One of the happy things about the Internet is the freedom to walk away. If our favorite forum suddenly bans picture posts and if we're sufficiently annoyed, we simply walk away and start a new one. When a forum loses its members, it will, like the Spanish Netherlands, sink into irrelevance.
Here are some predictions:
An increasing global competition for talent. Simply put, as people come on-line, the competition between talented people increases in volume and effect. Today, already, we think nothing of recruiting designers from Malaysia, engineers from South Africa, project managers from Germany, and then bringing them together with a team based in Israel. So for at least a section of global society, business will demand -- and get -- easier migration.
The need to attract young blood as the population of a country starts to age. It's the elephant in every developed country's living room. As more women go to higher education and full-time careers, they delay their fertility and so there are fewer babies. It's pretty simple math: 2 + 0 = 2. Most societies won't tolerate the Taliban solution: namely, banning education for girls. The other two options are industrial-scale cloning, and allowing more immigrants.
The dismantling of barriers to immigration and the promotion of pro-immigration policies, starting with an embrace of economic migrants (who presumably represent the most valuable newcomers), and moving to a general "open borders" policy much as the UK did with migrants from Eastern Europe in the years before the last recession.
One country to watch is Australia, which sits on huge natural resources, yet has too few people. Predictably, wealthy Australian society has become hostile to the poor people who attempt to settle there. It's the same story of too many chocolates: guilt and fear. At some point, unless it welcomes newcomers while it can, Australia will find itself barren, the iron and coal gone, and the cities dying.
The UN thinks the world will hit peak population by 2030 or so. Interestingly, this estimate has been dropping, from 2100, 2080, and 2050. It seems to me that this will trail Internet connectivity quite closely. Since that has exploded faster than anyone expected, we may hit peak population even earlier.
At whatever point we do hit peak population, the developed world will already have been experiencing falling birth rates for some time, and will be competing explicitly for immigrants. Initially, the cream of the crop, then later, the bar will fall. Politicians and media are already shaping public opinion to accept more foreign immigrants.
So that's my timetable for the sea change in public perception of immigration and subsequent changes in law to make it much easier for those able to pay the airfare to move to a better country. The key part is that emigrants have a choice, so countries will have to compete. And the main criteria won't be standard of living or climate or dominant religion or cuisine. It will be quality of government. If you were leaving the Spanish Netherlands of 2030, metaphorically speaking, would you go to a country with more or less freedom?
Freedom of Organization
Azmeen said: "Although I'm a Linux person, I must say that yeah, Microsoft does receive a lot of stick from us open source folks. Of course, MS do get a lot of things right at least in the technological and UI aspects." -- Microsoft sock puppet on Slashdot, February 2008
As I explained in “Faceless Societies”, human society in all its richness can be seen as a truth-mining machine. There are of course many kinds of truths in addition to the physical facts for which science searches. For example, there are truths about problems, such as: "Congress is going to pass a bill that will allow censorship of any website." There are truths about solutions, such as: "Emailing your congressman won't help; call him or send a paper letter, or better still, try to visit him." And then there are truths about ourselves, such as: "Most people would rather chat about movie stars than engage in politics."

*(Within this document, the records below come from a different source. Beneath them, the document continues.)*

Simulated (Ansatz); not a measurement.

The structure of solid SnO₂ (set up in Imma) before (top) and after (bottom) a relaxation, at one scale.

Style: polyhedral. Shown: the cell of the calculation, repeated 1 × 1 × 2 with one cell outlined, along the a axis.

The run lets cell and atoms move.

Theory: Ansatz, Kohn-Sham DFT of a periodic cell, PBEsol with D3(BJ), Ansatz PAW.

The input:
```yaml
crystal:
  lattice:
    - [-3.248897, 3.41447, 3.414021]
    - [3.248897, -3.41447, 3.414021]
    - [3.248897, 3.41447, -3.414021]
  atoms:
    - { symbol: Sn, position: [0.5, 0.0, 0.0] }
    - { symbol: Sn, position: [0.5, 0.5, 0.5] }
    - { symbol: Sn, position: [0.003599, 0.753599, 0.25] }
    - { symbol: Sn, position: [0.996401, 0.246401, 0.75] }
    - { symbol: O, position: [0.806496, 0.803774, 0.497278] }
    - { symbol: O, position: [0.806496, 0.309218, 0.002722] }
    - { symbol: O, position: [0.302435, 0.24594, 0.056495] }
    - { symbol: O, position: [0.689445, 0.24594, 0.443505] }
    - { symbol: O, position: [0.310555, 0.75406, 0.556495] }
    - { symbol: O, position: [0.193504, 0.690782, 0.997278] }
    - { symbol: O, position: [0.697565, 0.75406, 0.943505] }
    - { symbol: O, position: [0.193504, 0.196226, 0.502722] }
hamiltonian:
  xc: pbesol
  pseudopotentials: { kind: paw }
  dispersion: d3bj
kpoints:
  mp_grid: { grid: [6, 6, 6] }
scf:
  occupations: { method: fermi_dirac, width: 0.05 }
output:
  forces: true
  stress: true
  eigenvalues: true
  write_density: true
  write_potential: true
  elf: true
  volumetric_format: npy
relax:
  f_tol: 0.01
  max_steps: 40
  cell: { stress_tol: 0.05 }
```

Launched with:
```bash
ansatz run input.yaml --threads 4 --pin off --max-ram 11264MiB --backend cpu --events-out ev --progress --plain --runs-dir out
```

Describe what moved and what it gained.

We extract truths by filtering, like whale sharks, interesting nuggets from the sea of information in which we swim. We then share these nuggets, and we debate them. Over time, this produces more accurate truths, which we continue to share by writing them down and providing that to others. We're pretty good at this, and especially at building tools to automate the process for us. We don't, generally, suffer from information overload.
Our social networks are just such tools, despite early notions that they mapped our "relationships." We'll talk to anyone who will listen, and listen to anyone who sounds interesting. When a "relationship" exists simply because someone clicked Follow or Like, it's really not the same type of "relationship" we were talking about. It's something else.
So it was quite predictable that Facebook and Twitter would become the first platforms for protests and then for outright revolutions. When this first started in the 2009-2010 Iranian elections, it took governments by surprise. Perhaps until then, they'd believed that people were just sharing photos of their kids and pets. More likely, the old men who hold power around the world simply had not started using these tools, and had a slower learning curve than most other people. Barack Obama’s election campaign heightened politicians' awareness worldwide of the potential benefits of using social media, though not everyone caught the bug.
Facebook and Twitter are a little passé today. For one thing, they are vulnerable to censorship and worse. Post a threatening tweet, even jokingly, and you will be arrested, as many people have learned. The state security services are rich in everything -- except a sense of humor. Today, the state of the art for on-line organization is Anonymous, with its (still somewhat naive) "You don't know who I am, so you can't arrest me" attitude.
Real communities spread far wider than the websites we visit. It was not a Facebook revolution, it was an Internet revolution. It is becoming clear to all sides that the primary challenge to the naked villainy of traditional politics is this new on-line society and its activist communities being able to arrange for ‘real time’ events through on-line communications; in other words, being able to organize themselves..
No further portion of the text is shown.